Introduction to Unix

Unix (Thompson and Ritchie 1974, 1978) is a general purpose operating system. It was developed by Ken Thompson and Dennis Ritchie on the PDP-11 minicomputers at Bell Labs in the early 70s. In 1975, Bell Labs released Unix to the general public. Initial recipients of this Unix system were mostly universities and non-profit institutions. It was known as the V6 Unix. This early version of Unix, together with the classic book on the C programming language (Kernighan and Ritchie 1988) started the Unix revolution on Operating Systems, with long-lasting effects even to this day.

1. AT&T Unix

Development of Unix at AT&T continued throughout the 1980s, cumulating in the release of the AT&T System V Unix (Unix System V 2017), which has been the representative Unix of AT&T.

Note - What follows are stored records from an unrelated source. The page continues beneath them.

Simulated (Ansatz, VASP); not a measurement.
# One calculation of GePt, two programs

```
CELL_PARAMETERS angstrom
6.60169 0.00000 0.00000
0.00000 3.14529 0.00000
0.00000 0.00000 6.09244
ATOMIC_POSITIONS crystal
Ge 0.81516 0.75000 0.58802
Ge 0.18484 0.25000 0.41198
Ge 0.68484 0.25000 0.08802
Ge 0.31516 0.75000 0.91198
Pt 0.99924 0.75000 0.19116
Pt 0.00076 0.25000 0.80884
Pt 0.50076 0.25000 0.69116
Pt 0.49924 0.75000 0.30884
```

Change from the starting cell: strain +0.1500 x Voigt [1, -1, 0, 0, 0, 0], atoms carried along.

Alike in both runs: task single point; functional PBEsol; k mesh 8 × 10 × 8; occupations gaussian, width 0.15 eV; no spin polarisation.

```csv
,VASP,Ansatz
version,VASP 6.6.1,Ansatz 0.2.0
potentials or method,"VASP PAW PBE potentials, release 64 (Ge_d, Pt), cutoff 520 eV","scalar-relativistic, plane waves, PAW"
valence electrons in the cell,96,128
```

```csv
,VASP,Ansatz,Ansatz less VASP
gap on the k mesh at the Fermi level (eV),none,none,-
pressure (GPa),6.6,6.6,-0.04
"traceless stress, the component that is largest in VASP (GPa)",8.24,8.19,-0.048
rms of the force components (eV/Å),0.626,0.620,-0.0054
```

System V Unix was a uniprocessor (single CPU) system. It was extended to multiprocessor versions in the late 80s (Bach 1986).

2. Berkeley Unix

Berkeley Unix (Leffler et al. 1989, 1996) refers to a set of variants of the Unix operating system developed by the Berkeley Software Distribution (BSD) at the University of California, Berkeley, from 1977 to 1985. The most significant contributions of BSD Unix are implementation of the TCP/IP suite and the socket interface, which are incorporated into almost all other operating systems as a standard means of networking, which has helped the tremendous growth of the Internet in the 90s. In addition, BSD Unix advocates open source from the beginning, which stimulated further porting and develop­ment of BSD Unix. Later releases of BSD Unix provided a basis for several open source development projects, which include FreeBSD (McKusick et al. 2004), OpenBSD and NetBSD, etc. that are still ongoing to this day.

3. HP Unix

HP-UX (HP-UX 2017) is Hewlett Packard’s proprietary implementation of the Unix operating system, first released in 1984. Recent versions of HP-UX support the HP 9000 series computer systems, based on the PA-RISC processor architecture, and HP Integrity systems, based on Intel’s Itanium. The unique features of HP-UX include a built-in logical volume manager for large file systems and access control lists as an alternative to the standard rwx file permissions of Unix.

4. IBM Unix

AIX (IBM AIX 2017) is a series of proprietary Unix operating systems developed by IBM for several of its computer platforms. Originally released for the IBM 6150 RISC workstation, AIX now supports or has supported a wide variety of hardware platforms, including the IBM RS/6000 series and later POWER and PowerPC-based systems, IBM System I, System/370 mainframes, PS/2 personal computers, and the Apple Network Server. AIX is based on UNIX System V with BSD4.3-compatible extensions.

5. Sun Unix

Solaris (Solaris 2017) is a Unix operating system originally developed by Sun Microsystems (Sun OS 2017). Since January 2010, it was renamed Oracle Solaris. Solaris is known for its scalability, especially on SPARC systems. Solaris supports SPARC-based and x86-based workstations and servers from Oracle and other vendors.

As can be seen, most Unix systems are proprietary and tied to specific hardware platforms. An average person may not have access to these systems. This present a challenge to readers who wishes to practice systems programming in the Unix environment. For this reason, we shall use Linux as the platform for programming exercises and practice.